I've been avidly buying W40K novels since before BL officially existed, so I always liked to think that I had pretty much got the entire collection (I have, up to a point), and I've had a deep fascination with the background and fluff since Rogue Trader was first introduced, way back when.
So to be presented with a series of novels that explained and detailed the mythical Horus Heresy was very exciting, almost as exciting as hearing that Terry Practchett had written another book (RIP), and , for the first few novels, that excitement seemed justified.
Yes, some weren't quite such a riveting read - Descent of Angels, how boring was that? - but you can take the rough with the smooth, the narrative seemed to be bowling along nicely.
Then it all started to go Pete Tong; suddenly novels were issued in hardback first, then we saw the introduction of these accursed 'trade' paperbacks, which seem a little bigger and more expensive just for the hell of it. But that was just the start; limited editions, 'novellas' (or what should be called sorry, I could only come up with half a book), e-books that take years to become paper versions, audio books that never exist as a novel on your book shelf, reprints of existing novels in anthologies which contain new and unpublished-in-this-format short stories which drive completists like me mad!

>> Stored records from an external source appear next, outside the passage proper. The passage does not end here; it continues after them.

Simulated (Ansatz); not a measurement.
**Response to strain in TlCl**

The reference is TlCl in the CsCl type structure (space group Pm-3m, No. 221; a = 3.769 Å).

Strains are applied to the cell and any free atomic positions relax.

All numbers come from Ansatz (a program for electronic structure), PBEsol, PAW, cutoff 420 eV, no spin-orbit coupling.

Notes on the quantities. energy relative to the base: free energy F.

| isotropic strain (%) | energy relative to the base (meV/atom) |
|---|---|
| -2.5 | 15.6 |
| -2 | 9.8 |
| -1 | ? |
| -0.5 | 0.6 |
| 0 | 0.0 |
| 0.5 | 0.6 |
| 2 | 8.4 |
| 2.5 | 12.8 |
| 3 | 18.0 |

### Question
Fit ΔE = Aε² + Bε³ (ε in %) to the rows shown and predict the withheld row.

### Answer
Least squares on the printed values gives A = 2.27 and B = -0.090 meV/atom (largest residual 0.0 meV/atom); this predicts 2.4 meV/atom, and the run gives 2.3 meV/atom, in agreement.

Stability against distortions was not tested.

But the worst of it is, the narrative has stalled - the Heresy is going nowhere. The start was good, it was strong - helped by having some of BL's best writers producing them - then it seemed to settle down for a bit of a cruise, but the end was still in sight (we all know where it's heading to, that great showdown on Terra). Now? It's spluttered to a halt, it's ran out of petrol and pulled up on the hard shoulder, once proud New York Times best sellers sitting in the drizzle waiting for the emergency services to come along and give them a jump start.
Why? Greed, I suspect. Why else would you take a winning formula and suddenly do everything in your power to piss off all those loyal fans who for years bought your books in the only format available, as soon as they were published? Why wait for a well-written and coherent novel when you can bang out umpteen e-books a month? Why stick to a fairly well-plotted out story arc - Horus the beloved son is tempted, falls and seek to usurp on his father - when you can shoehorn in all sorts of unimportant and barely-linked arcs to the story so that you can go from what should have been 12 to 15 novels to...well, who knows, 40, 50?
It's a real shame, the Horus Heresy could have been an excellent series, but I fear that by the time we finally get the the Battle for Terra we will have passed the point of caring, and it will go the way major films seemed to have gone - it will span 2 or 3 books and be full of pointless padding, like th3 30 novels that came before it. Oh, and they'll probably get C S Goto to write it. Shudder.